Ron Carter’s Big Band
New York, NY
October 22, 2022
The city of New York hosts plenty of theaters and a wealth of cafes, restaurants, pubs, and clubs but it is the jazz clubs there that have been an enduring beacon of musical genius in this city. Any self-respecting jazz head has to make a pilgrimage to any of the city’s renowned jazz venues and experience its ambiance and excitement. Birdland jazz club is an essential part of the city’s jazz history and culture. Just entering this venerated hall of jazz is like walking into a history class as every wall is covered with framed photographs of jazz musicians that have played there. One felt humbled by the masters who have made this place what it still is—historically important and relevant in today’s music climate. There are not many jazz clubs that have become an “institution” with such taste as Birdland. It truly is one of those music temples built for witnessing and honoring musical excellence.
During October 2022 renowned bassist and composer Ron Carter had a month-long residency, with two shows each evening with different configurations thus showing a wider pallet of his projects. Carter’s career stretches back more than half a century and he has crossed paths or shared stages with nearly everything and has put his stamp on from the smallest combos to the big band. Not only that, he has willingly shared his extensive knowledge in schools and universities. Around the time of his residency, a documentary titled the same as his autobiography “Finding the Right Notes” was premiered. The documentary is a beautiful portrait of this renowned composer and bassist and sheds a light both on the world behind the music and his musical journey. So, it was an important and eventful period for Carter on many levels.
A Ron Carter gig is an old-school type of event where the music played hits both the head and the heart. Sometimes these two are in balance, but most often they are not. Carter often works in small settings, either with his renowned trio or in duo, sometimes his nonet, and 10 years ago he did his first big band album and it was a real treat to see his big band at the bandstand on this particular evening. His stellar big band was in full flow at Birdland with every band member being consistently tasteful and commanding. This didn’t feel like a repertoire band and its delivery either. From the opening number “For Toddlers Only,” the sound of the big band permeated every corner of the club and the players exuded a kind of spirited poise.
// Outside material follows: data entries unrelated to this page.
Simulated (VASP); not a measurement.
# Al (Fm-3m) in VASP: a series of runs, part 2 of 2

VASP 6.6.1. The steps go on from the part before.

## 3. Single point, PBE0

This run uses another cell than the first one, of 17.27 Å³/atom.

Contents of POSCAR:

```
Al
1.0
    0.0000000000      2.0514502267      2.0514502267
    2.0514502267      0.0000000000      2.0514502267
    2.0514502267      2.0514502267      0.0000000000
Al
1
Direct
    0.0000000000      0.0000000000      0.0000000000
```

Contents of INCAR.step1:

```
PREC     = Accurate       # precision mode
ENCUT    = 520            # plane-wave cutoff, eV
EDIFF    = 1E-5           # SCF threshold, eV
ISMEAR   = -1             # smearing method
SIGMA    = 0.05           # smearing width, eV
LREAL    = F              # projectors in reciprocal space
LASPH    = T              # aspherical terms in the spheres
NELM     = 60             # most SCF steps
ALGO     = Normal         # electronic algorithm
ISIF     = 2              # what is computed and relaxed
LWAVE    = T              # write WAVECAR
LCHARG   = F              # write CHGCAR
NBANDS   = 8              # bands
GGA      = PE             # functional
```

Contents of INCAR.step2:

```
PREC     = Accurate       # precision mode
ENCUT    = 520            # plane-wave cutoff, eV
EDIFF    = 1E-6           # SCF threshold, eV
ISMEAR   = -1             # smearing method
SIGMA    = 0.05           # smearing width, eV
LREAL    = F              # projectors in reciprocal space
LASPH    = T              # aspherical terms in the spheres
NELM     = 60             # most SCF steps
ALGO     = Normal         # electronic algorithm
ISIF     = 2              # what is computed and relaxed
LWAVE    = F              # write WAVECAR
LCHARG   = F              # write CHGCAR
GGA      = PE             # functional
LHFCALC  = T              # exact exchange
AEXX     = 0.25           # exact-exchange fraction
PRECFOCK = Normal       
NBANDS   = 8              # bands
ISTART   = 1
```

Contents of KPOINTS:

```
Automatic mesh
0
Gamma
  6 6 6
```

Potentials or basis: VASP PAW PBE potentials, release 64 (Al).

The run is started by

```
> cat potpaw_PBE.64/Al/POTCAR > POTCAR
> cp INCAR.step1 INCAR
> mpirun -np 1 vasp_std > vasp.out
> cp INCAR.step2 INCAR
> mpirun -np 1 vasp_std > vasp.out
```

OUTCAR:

The program consisted roughly of selections from his two previous big band records Ron Carter’s Big Band (Sunnyside Communicat, 2011) and Ron Carter and the WDR Big Band My Personal Songbook (In+Out Records, 2014) and more. From the off, the band hit the ground and was running. What they were able to do was amplify the uniqueness of each piece in the repertoire as the band explored a wealth of tonal colors, grooves, and styles. Duke Ellington’s “Caravan” boasted more applause from the audience. The band flowed with dazzling dexterity through this track and it was dotted with brilliant solos from the saxophonist and the piano. This was followed by Dizzy Gillespie’s “Con Alma” with its distinct Latin flavor and boastful melodies.
“Cut and Paste” is a Ron Carter original that was first published on Mr. Bow-Tie, (Blue Note, 1995) but was rearranged for a big band in 2014 for Carter’s performance with the WDR Big Band. This track was a real stomper propelled by the constantly excellent drummer Payton Crossley. With dazzling dexterity, the band simply levitated throughout this track. All the Carter tells were in place—ear-worm bass lines, motivic melodies, a sense of unquestioned elasticity as his fingers flowed smoothly across the double bass’ neck as they were oiled. His humor was there as well. When he finished introducing the band members, at the end, he introduced himself as “I’m just a guy with the microphone.”
While the rousing tunes were clear favorites, the slower compositions also allowed the band to stretch out and explore, something with much zest. The horns with the sonorous blend of brass textures over the mid-tempo grooves, showed delicacy and excellent tonal subtitles as the soloists traded tasty solos. On “Buhaina Buhaina” the band brought out the energy and grace. This was a romp where guitarist Russell Mallone shone the brightest. He played the guitar with a negligent grace that comes only with exceptional technique. His melodic flair and lightness of touch made his playing a delight as at the same time it was frenetic and laid-back. The set concluded with Carter’s original “Eddie’s Theme.”
The band brought together to play this music was top-notch, a who’s who of young and not-so-young jazz talent. With their melding of dynamic solos, crisp ensemble work and imaginative arrangements, Ron Carter’s Big Band was spectacular. This was a rousing, spirited celebration of live music and a joy to witness.